The first blog of 2020 being a monthly link up with A Chronic Voice just feels very right. There’s so much about this country / the world needing more connection, so this is my small way of achieving that.
I’ve done my fair share of this in 2019, and I don’t think anyone would disagree! Friendships, ‘stuff’, work, exercise, have all been through a thorough purge. Living on a narrowboat does mean I’m much less likely to replace much of any of this. All definitions of this word use a variation of the word ‘unwanted’. I can’t say all these have been unwanted in my mind but my health as deemed them unwanted and I am learning to listen to this part of me more and more.
I didn’t open many presents this Christmas just gone, as I had requested to not exchange any (as I decided in July and reiterated here just before Christmas). Luckily with the above purge, there were fewer people to talk to about this! A few naughty people did ignore this and now I’m not so sure how to respond but I just have to accept that is what they wanted to do. In reflection I am satisfied and even slightly thrilled about my openness with others about not wanting to open presents as it adds to my desire for a simple life. Although not opening creates a negative idea but in fact it was all very positive and a tradition I hope to continue with.
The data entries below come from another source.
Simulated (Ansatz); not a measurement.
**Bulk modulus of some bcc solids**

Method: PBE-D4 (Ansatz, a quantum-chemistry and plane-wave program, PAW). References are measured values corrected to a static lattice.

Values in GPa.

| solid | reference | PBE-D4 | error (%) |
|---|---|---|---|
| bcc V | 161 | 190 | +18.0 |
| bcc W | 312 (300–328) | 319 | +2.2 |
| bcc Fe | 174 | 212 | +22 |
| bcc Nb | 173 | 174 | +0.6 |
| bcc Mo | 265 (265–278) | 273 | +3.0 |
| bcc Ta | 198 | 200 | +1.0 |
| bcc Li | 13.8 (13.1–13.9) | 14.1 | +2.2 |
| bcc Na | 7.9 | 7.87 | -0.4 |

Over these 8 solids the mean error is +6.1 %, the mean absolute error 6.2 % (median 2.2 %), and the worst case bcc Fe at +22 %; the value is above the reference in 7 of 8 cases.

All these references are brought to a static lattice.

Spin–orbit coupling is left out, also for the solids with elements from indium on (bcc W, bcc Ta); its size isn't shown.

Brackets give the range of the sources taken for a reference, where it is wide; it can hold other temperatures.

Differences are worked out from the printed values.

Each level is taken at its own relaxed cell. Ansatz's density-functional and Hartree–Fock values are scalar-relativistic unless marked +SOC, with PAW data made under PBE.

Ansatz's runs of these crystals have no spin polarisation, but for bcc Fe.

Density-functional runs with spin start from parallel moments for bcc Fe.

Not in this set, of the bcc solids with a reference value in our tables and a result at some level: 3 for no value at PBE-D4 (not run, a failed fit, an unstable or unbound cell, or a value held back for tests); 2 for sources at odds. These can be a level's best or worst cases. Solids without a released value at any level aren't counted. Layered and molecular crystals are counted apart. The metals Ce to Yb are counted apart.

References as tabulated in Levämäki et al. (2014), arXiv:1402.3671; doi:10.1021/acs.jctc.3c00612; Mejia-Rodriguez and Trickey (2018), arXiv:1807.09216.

Plans are afoot to revamp the bedroom and bathroom areas of the boat later this year and I’m really eager for this to start. The bedroom is my cosy nest where I am often found, snuggled up under blankets with a book or laptop as I am now, writing this text. I also come here when people pop in for a cuppa or a feed and I can’t manage any more social interaction.Sometimes this can mean I feel a little trapped; there is not enough space to have duplicates of some items I would like in both areas. I am not sure if there could be slightly more space, but there will at least be an opportunity to reorganise and re-prioritise. it is also far enough away from the fire to feel the chill, especially when the doors are shut to reduce the noise, and part of the revamp plans are to put in a small fire. I love winter on the boat and to know that the next one will be even cosier, and easier for my health, thanks to this revamp
I really struggled to do this about 18 months ago. I couldn’t see into the future because I was planning each day as it came without any other thoughts. I realise now that this makes for a pretty depressed mindset and it’s taken living on a narrowboat to clamber out of that pit. I now can envision the future, which is obviously also helped by seeing a long future with my partner in crime, captain, woodchopper, su-chef, snuggle-champion partner Tom (OK you can go and make retching noises now!). In all seriousness, I have had above-average pain for over a week now – since Boxing Day – and before this would have stopped me envisioning anything. I’m grateful for all my privileges and experiences which mean I am where I am now, and where I will be in the future.